The Silicon Valley of Defense
By Christina Bartzokis
One-third of police cars in the state of Connecticut are now equipped with automatic license plate readers, which scan the plates of cars around them and check for them in police databases. Facial recognition technology has also become widespread. These two independently developed pieces of technology could be quickly combined into a facial recognition scanner, capable of identifying a target amidst crowds. This step in the development of these two technologies could also revolutionize national defense technology by enabling drones to autonomously identify their targets.

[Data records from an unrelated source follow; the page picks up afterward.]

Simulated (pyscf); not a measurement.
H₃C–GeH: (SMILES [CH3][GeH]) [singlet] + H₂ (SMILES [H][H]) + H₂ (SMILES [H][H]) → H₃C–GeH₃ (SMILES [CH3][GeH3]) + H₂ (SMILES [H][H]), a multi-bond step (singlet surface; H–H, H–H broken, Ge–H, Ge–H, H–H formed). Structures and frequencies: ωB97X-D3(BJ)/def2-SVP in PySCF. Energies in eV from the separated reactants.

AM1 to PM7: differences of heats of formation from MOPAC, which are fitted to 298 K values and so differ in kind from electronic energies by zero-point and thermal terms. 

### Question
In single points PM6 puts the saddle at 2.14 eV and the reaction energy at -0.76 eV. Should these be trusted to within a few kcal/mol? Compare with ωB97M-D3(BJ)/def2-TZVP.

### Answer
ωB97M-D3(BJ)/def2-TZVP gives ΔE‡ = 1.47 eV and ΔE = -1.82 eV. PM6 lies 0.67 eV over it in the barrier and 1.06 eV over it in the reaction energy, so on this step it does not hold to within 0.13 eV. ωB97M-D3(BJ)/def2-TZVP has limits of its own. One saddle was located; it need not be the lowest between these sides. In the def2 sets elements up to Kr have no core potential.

Some experts, like Yale Professor Paul Bracken, believe that this is an example of the quick advance of technology outpacing the strategic foresight of the defense community, potentially leading to new technology being used in irresponsible or counterproductive ways. At his recent talk, “Silicon Valley and the Pentagon,” Bracken explained, “[Technology] is racing far beyond our ability to be strategic about it.”
The rapid acceleration in the development of military technology has been propelled by the complex relationship between Silicon Valley and the Department of Defense (DOD). Historically, the DOD has been one of the biggest sources of American innovation – Bracken called it “the mother of all venture capital firms.” Its enormous budget allows the Pentagon to invest in many research and development from many different private technology companies, many of which were initially based in Silicon Valley, while simultaneously giving it the leeway to take risks. Historically, according to Bracken, technology has been “determinant of the primacy of the US in a geopolitical sense.”
Today, however, American investment in technological development is spreading to other countries. Technology and innovation are proliferating through both increased internal development and joint ventures. The US has increased its sales of defense technology to other countries, primarily in order to increase their capacity for internal control, thus, according to the American security calculus, increasing global stability. This pattern has been duplicated by other countries: Germany recently sold multiple diesel submarines to Israel, which many believe will be used to carry Israel’s alleged nuclear weapons.
The global spread of defense technology has increased pressure on the Pentagon to maintain its technological advantage. Since the Cold War, the Pentagon has invested in the growth of many different contracting businesses, which have now shifted from the Californian Silicon Valley to the “Silicon Valley of Defense” in the Dulles Corridor of Loudoun County, Virginia. The multiplying number of defense contracting companies encompasses both primary contractors and the second and third tier companies that supply them.
The Pentagon has been criticized by funding so many firms, many of which serve similar purposes and seem wasteful or unnecessary. However, Bracken argues that the Pentagon is trying to create a competitive market for defense technology similar to the consumer technology market in the real Silicon Valley, where the numerous firms compete with each other and are thus forced to become more innovative. As the defense budget falls, however, this strategy may become infeasible: many companies in the Virginia-based Silicon Valley are already going bankrupt.